On November 13, two foreigners, Vipin Kumar and Love Kumar, were arrested in Srinagar’s Tengpora Bypass area with significant quantities of heroin and brown sugar. Days later, another pair—Surinder Pal Saini from Punjab and an unidentified associate—were apprehended in the 90 Feet area of the city, similarly in possession of substantial amounts of narcotics. These arrests, however, failed to make headlines in the way the Indian military administration typically orchestrates narratives involving drugs in Kashmir. The official rhetoric has long painted Pakistan as the origin point for drugs in Kashmir, alleging that the revenues generated from their sale fund armed resistance movement in the region. Now, the arrest of these Indian nationals casts a glaring shadow of doubt on such claims and raise critical questions about who truly drives the drug trade in the region and, more importantly, who benefits from it.

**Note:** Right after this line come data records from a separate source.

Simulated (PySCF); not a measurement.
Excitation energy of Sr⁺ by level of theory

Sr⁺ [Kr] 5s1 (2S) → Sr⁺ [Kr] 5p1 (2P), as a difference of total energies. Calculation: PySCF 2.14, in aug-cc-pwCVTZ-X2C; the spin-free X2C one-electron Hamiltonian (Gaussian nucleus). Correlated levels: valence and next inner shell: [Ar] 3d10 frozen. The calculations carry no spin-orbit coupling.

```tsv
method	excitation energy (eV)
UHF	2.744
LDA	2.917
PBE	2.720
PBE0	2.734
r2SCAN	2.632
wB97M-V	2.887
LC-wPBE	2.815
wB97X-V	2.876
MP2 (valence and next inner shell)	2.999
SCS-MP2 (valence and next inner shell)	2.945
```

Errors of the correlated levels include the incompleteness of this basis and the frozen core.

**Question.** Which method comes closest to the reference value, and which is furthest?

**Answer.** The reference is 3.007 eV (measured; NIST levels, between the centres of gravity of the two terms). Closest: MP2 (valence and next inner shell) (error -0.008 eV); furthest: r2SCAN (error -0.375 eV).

Kashmir, a region already suffocating under the weight of militarization, is now grappling with the specter of a burgeoning drug crisis. But unlike the Indian administration’s assertions of an external source, the reality on the ground suggests a more insidious, internally driven campaign. The arrested individuals are not shadowy figures from across the border but Indian nationals, some from Punjab—another state devastated by drug abuse. Their involvement hints at a larger, well-oiled machinery that operates with a specific agenda to destabilize Kashmiri society by targeting its youth. Drugs, in this case, are not just commodities but tools of suppression, wielded to crush any semblance of resistance against Indian rule.

This strategy is eerily reminiscent of India’s playbook in Punjab during the 1980s and 1990s. Faced with a growing separatist movement, the Indian state flooded Punjab with narcotics and weakened communities and diffused dissent. Today, Punjab is known as the drug capital of India, with countless lives lost to addiction. Could Kashmir be treading the same tragic path?

India’s use of drugs as a weapon of control in Kashmir and Punjab is not without precedent. History is filled with examples of colonizers employing similar tactics to subdue resistance and enforce subjugation.

We have read about the British Opium Wars of the 19th century. The British Empire flooded China with opium and created a crisis of addiction that hollowed out Chinese society and stifled its ability to resist colonial exploitation. In Algeria, during the French colonization, alcohol and narcotics were systematically introduced to erode the moral fabric of resistance movement. Closer to home, during India’s colonial period, the British fostered the cultivation and trade of opium in Bengal and left behind a legacy of addiction and social decay.

These historical parallels offer chilling insights into India’s current policies in Kashmir. By engineering a drug crisis, the state seeks to dismantle the region’s socio-political cohesion, make the inhabitants of this occupied territory morally bankrupt and render its people incapacitated and less capable of organized resistance.

The muted response to the arrest of these Indian nationals in Srinagar is telling. Had the suspects been of Pakistani origin, the news would have dominated headlines, bolstered by hyper-nationalistic media coverage and claims of “narco-terrorism.” But when the trail leads back to India, silence prevails. This exposes the Indian administration’s hypocrisy. The narrative of Pakistani-origin drugs funding what they call as “militancy” is a convenient smokescreen, designed to deflect attention from internal complicity and paint Kashmiris as complicit in their own suffering.

For Kashmiris, the cost of this deception is immeasurable. Generations are being lost to addiction, families torn apart, and communities fractured. Young people, who should be the torchbearers of progress and change, are instead trapped in the quicksand of substance abuse. The international community, too, bears a moral responsibility. For too long, the world has turned a blind eye to India’s colonial-style tactics in Kashmir. As the drug crisis deepens, it is important for global powers and human rights organizations to demand accountability and investigate the state’s role in fostering this epidemic.

To the youth of Kashmir, we remind you that you are the torchbearers of a struggle that countless young souls have nurtured with their lives, their dreams, and their sacrifices. This land is soaked in the blood of martyrs who envisioned a future of dignity and freedom for you, their brothers and sisters. To see you fall prey to the scourge of drugs is not just disheartening—it is a betrayal of their sacrifice, a surrender to the very forces that seek to crush your spirit. You are not mere individuals; you are the custodians of a centuries-old legacy and a nation’s hope. How can you let their sacrifices go in vain? To our esteemed religious scholars, if you cannot directly speak against the oppressor, then at least raise your voice against this epidemic that is eating away at the soul of our community. Run awareness campaigns, educate families, and remind our youth of their duty—not just to themselves but to this land, this nation, and the countless lives that depend on their strength and resilience.